We follow God, we go to church, we serve the community. We try to be good people. And then when tragedy strikes, we ask God “Why me?”
But what if that’s the wrong way to ask that question.
Running after Jesus during my personal season of brokenness and freedom, there was a verse that I continued to struggle with in scripture. I’d say it’s one of the “top five” verses that people like to pull out and slap on top of a difficult circumstance, or to encourage a freshly graduated rockstar in life.
“'For I know the plans that I have for you, declares the Lord, ‘plans for welfare and not for calamity to give you a future and a hope.” Jeremiah 29:11
You’ve heard it, right?
Most likely someone has written it on a card for you once or twice in your life. You’ve probably written it out for someone else - I know I have more than a dozen times, I'm sure. But the problem came for me when I thought - wait, what if I’ve already been harmed? What do I do with that? What if my welfare has already been compromised - does that mean God doesn’t have this for me?
Oh, we of little faith, my friend.
When you have a minute, I really encourage you to go read this verse in context, because it really is a beautiful description of redemption. The thing that we all miss when we pluck it out of the surrounding verses is what was required to get here in the first place.
Seventy years of destruction. Of brokenness. Of exile. Of wilderness.
God was talking about Israel - about bringing His people back together - but only after He allowed the consequences of sin and desertion to break down their pride and self reliance. God was making this promise to Israel, but I want to get to the heart of what God is saying here.
The word used for welfare in the original Hebrew means these four things : completeness, soundness, welfare, peace. Think about that.
God wasn’t saying no bad thing will ever happen to you again, but instead that their hearts would find completeness and soundness with Him.
How do we know that?
The very next verses are, in my opinion, the most applicable to our own lives and situation : “Then you will call upon Me and come and pray to Me, and I will listen to you. You will seek Me and find Me when you search for Me with all your heart, and I will be found by you’ declares the Lord,’.
Perhaps what God is talking about here isn’t safety and welfare in a physical sense, but instead in a spiritual and emotional sense.

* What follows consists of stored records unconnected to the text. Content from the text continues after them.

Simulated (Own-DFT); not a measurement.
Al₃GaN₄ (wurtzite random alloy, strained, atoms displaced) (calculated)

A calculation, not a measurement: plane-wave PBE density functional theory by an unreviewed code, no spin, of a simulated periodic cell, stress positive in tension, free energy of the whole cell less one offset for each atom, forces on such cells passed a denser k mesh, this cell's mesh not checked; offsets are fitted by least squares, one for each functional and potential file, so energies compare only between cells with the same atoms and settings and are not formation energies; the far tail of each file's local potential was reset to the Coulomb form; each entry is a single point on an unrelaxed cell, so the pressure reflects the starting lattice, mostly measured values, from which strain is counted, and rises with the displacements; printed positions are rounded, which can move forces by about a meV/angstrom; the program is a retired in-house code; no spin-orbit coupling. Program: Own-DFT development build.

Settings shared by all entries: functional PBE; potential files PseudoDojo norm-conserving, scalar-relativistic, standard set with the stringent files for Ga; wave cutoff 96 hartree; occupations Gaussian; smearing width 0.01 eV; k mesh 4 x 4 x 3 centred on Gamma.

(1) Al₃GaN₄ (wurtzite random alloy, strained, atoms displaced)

God designed us to walk with HIm. Walk in His will, for Him and with Him and next to Him. But sometimes life gets in the way, the brokenness of our world distracts us from the One Who we were designed to be with - to be like.
So what I want to encourage you with today is this : God does have plans for you. No matter what has been done to you or the consequences you find yourself sitting in today, God can be found by you! The formula is simple and very straightforward. Sit with Him. Pray. Ask for forgiveness if need be. Repent. Listen. Search for Him. Ask why, read His words, run hard after Him.
In your disappointment.
In your tragedy.
In your sin.
And find Him. We often hear that He isn't the one who moves, we are. And here - right in scripture - God promises that we can find Him when we seek Him with all of our hearts. So why don't you try Him? I don't know about you, but He's the best thing I've got going right now.